Monday, December 21, 2009

Something's Fishy

Every weekend, my roommates and I try to do something “touristy.” And every weekend, we end up getting lost.

Not this time.

The moment we exited Noryangjin subway station, the smell of fish and saltwater guided us over a bridge and down two flights of stairs—into the largest seafood market in Seoul.


There, hundreds of fishmongers and women dressed in aprons and rubber boots greeted us in Korean and in English, trying to sell their fresh catches of the day.

Flounder, snapper, squid, sea cucumbers, giant prawns, sea squirts, monster crabs and every kind of shellfish imaginable were displayed in neat little rows and pristine fish tanks. Some were even shoved in our faces—a sales tactic that didn’t fare too well with my vegan sister.



She wasn’t fond of the man who bludgeoned the fish we chose for lunch, either.

Call me inhumane, but the sight of blood running down the flounder’s scales didn’t stop me from watching the monger slice it into sashimi. Nor did it stop me from dipping it into a homemade garlic chili sauce and picking its bones out of the soup they made with its carcass.

Barbaric? A tad. But boy, was it delicious.





Wednesday, December 2, 2009

Welcome to the Circus

“Step right up, ladies and gentlemen… I have a special treat for you this evening. All the way from Florida, U.S.A., I bring you (insert drum roll) not one, but two, blond-haired, green-eyed white people!”
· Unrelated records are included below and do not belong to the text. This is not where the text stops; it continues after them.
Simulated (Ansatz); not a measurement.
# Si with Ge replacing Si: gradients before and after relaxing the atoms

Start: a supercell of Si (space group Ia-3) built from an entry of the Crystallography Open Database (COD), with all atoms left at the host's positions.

I imagined the Korean man with his face pressed against the window of Starbucks would have said this if he spoke English.

But instead, just a deer-in-the-headlights stare—from him and about 20 others walking the streets of Myeong-dong.

My sister and I tried to focus our attention on each other, and our soy lattes, as cameras flashed and fingers pointed. But being a pseudo-celebrity is not as easy as US Weekly would have you believe.

So we laughed. Uncontrollably.

Three months of ogling and I still can’t get used to it. Nor can I understand why Koreans find it so unbelievable that a white American woman would take up residence in their country.

But it’s flattering, really. Well, besides the whole feeling-like-a-sideshow-freak thing.